It’s not just about impermanence, it’s the mass of Men coming and going. We should try to convey that feeling.

Indeed there is a difference, and I think that difference cuts in favor of making the story more accessible to more people than the book rather than the other way around.

And my question can be modified to: how many humans must come and go to make the point you are describing?
 
Silmarillion is an Elven story, but we can’t tell some of the stories of Men without doing so from their perspective. So, I’d say both.
Maybe there’s a shift from Elven protagonists to human protagonists? Finrod may be the focal character for the first meetings with Men, he’d be the person who’d be present at Beor’s death of old age, the subject of the Athrabeth, and might bookend the season with the Dagor Bragollach. But after this season there is a definite shift into human protagonists and the Elves become supporting characters (with the exception of Luthien); Beren and Luthien are the main characters of their season, Hurin might be the main protagonist of the Nirnaeth story, Turin of the Children of Hurin, Tuor for the Fall of Gondolin, and Earendil for the Voyage of Earendil and the War of Wrath.

Of course the main outlier is Aredhel which is mainly self-contained in Gondolin and Nan Elmoth.
 
Indeed there is a difference, and I think that difference cuts in favor of making the story more accessible to more people than the book rather than the other way around.
A fair perspective but I don’t see it that way. I think you’re making too much of this. You can’t say I want to make the story more complicated or less accessible. I’m not totally against simplifying things. I don’t want to hear every Man named in the book, or even see them. I just want our story to acknowledge the generations of Men. Now I want us to focus on the same individuals as you do, so again, the difference shouldn’t be enormous.
 
(Adding this to the top of the post after I finished writing the rest: I think this will be the last time I argue about this - I'm not going to beat on it eternally. I'll be fine and move on, accepting the decision of the execs and the leadership of the script team. No harm no foul.)

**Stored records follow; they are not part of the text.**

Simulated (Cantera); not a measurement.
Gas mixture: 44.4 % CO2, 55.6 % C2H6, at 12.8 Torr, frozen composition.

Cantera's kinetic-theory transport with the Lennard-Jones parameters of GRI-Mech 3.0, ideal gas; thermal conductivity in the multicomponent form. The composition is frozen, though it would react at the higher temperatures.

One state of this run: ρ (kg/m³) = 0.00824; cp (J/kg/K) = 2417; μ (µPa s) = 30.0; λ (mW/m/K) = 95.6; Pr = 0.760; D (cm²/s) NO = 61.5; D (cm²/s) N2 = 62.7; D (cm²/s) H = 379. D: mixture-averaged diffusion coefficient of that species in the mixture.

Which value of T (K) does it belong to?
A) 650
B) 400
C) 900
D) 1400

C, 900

Skipping from Bëor directly to Bëor's great-grandson will feel jarring to the audience. Do we want them jarred?

Someone else hinted at this upthread. Whose perspective is this series showing? If it is from the Elves' perspective, then yes, we do want the audience to be jarred. "Who are these mayflies?" ask the Elves and the audience.

I don't think that now is the time to shift from the Elf perspective to the Man perspective. I'm not sure if that's right for any point in the Quenta - we might go to the individual perspectives of three specific Men (Beren, Turin, Tuor), but two of those three are still basically Elf stories start to finish, and even Turin's story has lots of Elves in it - but the overall story up through the sinking of Beleriand is an Elf story.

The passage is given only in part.